Snickerdoodles: A Group Exhibition
March 18 – April 16, 1994
Opening Reception: 6:00 pm – 8:00 pm, March 18, 1994
Artist Talk: 4:00 pm, March 19, 1994
Timothy Buckwalter’s drawings feature frozen naked images of romance and intrigue. Hijacked from 1950s illustrations, Buckwalter’s caustic re-presentations celebrate images of “complacency, stupidity, and repression.”
Didi Dunphy’s paintings are contemporary versions of historicized modernist forms. Taking pithy pokes at nostalgic ‘art forms’ such as tie-dye, spirograph and spin art, Dunphy’s paintings reflect the difficulty of creating in an age in which all original gesture has been commodified. Concerning her work Dunphy statesm “in romancing the gesture and tempting our bent towards nostalgia…I attempt to create works that combine seductive beauty with sharp wit, all of which interrogates the identity of painting.”
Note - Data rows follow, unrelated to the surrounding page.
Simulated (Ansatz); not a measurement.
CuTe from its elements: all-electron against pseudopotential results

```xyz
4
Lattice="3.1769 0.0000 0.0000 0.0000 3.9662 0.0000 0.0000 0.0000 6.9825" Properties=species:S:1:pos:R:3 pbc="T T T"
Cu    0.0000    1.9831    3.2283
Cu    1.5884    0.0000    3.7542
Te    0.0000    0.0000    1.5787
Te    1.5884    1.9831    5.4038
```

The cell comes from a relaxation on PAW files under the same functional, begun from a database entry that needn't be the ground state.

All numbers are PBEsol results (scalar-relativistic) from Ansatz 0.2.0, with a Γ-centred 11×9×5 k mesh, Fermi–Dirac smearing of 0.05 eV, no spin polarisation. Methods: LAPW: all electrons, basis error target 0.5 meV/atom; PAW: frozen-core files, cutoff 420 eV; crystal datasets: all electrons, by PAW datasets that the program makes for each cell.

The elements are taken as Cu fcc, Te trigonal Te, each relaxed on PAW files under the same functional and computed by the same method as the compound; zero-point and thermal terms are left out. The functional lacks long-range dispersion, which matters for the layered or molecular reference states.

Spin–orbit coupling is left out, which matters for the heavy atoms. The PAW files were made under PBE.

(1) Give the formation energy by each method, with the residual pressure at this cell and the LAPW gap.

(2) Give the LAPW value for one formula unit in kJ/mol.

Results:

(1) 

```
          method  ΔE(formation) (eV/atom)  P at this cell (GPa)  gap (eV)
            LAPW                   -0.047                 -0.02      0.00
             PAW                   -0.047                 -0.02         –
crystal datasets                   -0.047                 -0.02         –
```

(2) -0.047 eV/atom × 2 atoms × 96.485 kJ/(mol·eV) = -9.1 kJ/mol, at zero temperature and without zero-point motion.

Bruce Hogeland’s drawings show his affinity for noir, 50s pulp novels and human melodrama. Seeking to “release the possibility of viewing our human dramas with both irony and affection,” Hogeland deconstructs images from other eras and belief systems, such as 1950s pulp novels, and recombines them to create ironic ambiguities and inconsistencies.
Excess, decadence and Bundt cake describes the sticky-sweet work of Mike Terry, Terry’s mordant paintings celebrate seduction, desire, over-indulgence and guilt. The perverse emotional recipe that accompanies those tasty treats lingers over his work like a dieter’s post-binge nightmare.
New York artist Cindy Workman’s mixed media series “True Love” addresses the timeless notions of love and romance. Exuding optimism and wit, Workman contrasts images, culled from 1950s comic books, against white patent leather backgrounds.